TORONTO, June 9 (Reuters) - The foreign exchange options market is showing much less risk of a sharp drop in the Canadian dollar than before last November’s U.S. election, which could spell bad news for speculators who have heavily shorted the underperforming currency.
Bearish bets on the loonie ramped up in May to a record high as Canada’s largest alternative lender Home Capital Group Inc nearly collapsed in April.
But short-sellers are battling a decline in volatility that has hit stock, bond and foreign exchange markets over recent months and which implies that the Canadian dollar will not fall very far. The decline in volatility could leave sellers sitting on positions that are no longer working and looking for an exit all at once if a positive catalyst for the currency emerges.
“Canadian dollar sellers are expecting an aggressive Canadian dollar move and the market is saying it is not going to happen,” said Adam Button, currency analyst at ForexLive.
Investors typically pay more in the options market for downside than upside protection in the Canadian dollar because the commodity-linked currency tends to weaken fast when appetite for risk declines.
But the drop in Canadian dollar volatility has helped reduce the premium that investors are willing to pay for puts versus calls on the currency, known as the price of a “risk reversal,” to a nearly 2-year low.
“It is more of a risk-on environment than a risk-off environment and people are not afraid that there is going to be a rapid depreciation of the Canadian dollar,” said Simon Côté, managing director, risk management solutions, National Bank Financial.
A Reuters poll last week showed that foreign exchange strategists expect the loonie to dip to C$1.36 to the U.S. dollar, or 73.53 U.S. cents, in the short term but to recover some ground in a year as a strengthening domestic economy encourages the Bank of Canada to prepare the market for interest rate hikes.
The currency was trading around C$1.3430 on Friday after strong domestic jobs data.
The central bank has not raised its policy rate, which sits at 0.5 percent, since 2010 but struck a more upbeat tone in May than investors had expected.
“The May meeting was a game changer in terms of viewing the currency pair from a strategic perspective,” said Mazen Issa, senior FX strategist, at TD Securities.

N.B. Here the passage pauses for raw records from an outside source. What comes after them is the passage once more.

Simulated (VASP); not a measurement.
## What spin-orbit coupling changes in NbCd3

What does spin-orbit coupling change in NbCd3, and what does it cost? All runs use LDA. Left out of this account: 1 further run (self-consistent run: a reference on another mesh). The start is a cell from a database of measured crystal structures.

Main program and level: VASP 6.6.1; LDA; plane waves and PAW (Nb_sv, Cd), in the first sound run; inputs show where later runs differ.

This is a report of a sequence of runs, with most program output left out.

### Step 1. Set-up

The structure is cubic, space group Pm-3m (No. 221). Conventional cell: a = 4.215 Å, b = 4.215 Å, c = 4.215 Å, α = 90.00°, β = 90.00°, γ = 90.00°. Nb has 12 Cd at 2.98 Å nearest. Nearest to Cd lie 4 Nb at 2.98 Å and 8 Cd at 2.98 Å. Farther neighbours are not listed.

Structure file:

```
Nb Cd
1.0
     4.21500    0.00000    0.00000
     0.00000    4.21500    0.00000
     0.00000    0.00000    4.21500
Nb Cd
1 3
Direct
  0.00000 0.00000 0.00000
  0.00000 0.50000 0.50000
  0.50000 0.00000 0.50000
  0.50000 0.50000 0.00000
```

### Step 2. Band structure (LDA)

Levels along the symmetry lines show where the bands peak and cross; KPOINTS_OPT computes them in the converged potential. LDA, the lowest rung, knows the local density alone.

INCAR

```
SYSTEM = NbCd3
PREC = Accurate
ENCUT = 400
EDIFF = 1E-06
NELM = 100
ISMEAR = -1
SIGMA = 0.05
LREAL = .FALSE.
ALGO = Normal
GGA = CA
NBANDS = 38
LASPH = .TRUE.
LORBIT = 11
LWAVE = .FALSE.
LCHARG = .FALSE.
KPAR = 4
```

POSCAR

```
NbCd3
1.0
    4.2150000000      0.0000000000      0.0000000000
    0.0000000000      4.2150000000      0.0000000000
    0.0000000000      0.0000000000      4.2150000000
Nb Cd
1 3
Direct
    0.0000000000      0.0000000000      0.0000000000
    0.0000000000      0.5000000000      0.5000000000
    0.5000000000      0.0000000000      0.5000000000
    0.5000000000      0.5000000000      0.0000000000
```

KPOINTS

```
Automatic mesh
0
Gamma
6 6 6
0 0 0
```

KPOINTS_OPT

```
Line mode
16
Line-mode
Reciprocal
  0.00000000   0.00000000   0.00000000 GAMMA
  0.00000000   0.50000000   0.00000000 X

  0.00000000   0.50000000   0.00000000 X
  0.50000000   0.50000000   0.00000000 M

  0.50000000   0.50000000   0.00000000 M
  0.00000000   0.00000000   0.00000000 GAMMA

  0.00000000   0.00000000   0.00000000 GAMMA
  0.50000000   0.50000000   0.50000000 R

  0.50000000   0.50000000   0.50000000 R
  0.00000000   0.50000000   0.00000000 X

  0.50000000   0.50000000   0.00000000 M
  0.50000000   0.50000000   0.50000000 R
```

The grind lower in risk reversals could indicate that market participants have become less bearish on the outlook for the Canadian dollar over the multi-month horizons that contracts in the option market tend to be written, Issa added.
The loonie has been the weakest performer among G10 currencies this year as oil prices fell and the Trump administration started the countdown toward renegotiation of the North American Free Trade Agreement.
Investors have also worried that record high borrowing by Canadians will weigh on the country’s economy if a red-hot housing market slows.
But a positive development for the Canadian dollar, such as a rally in oil prices, could put pressure on often-leveraged speculators to cover short positions and accelerate any move higher in the currency.
“We are advising our U.S. dollar purchasers to be ready if we go back to C$1.28 ... because we might get this and it might happen fast,” National Bank Financial’s Côté said. (Reporting by Fergal Smith; editing by Grant McCool)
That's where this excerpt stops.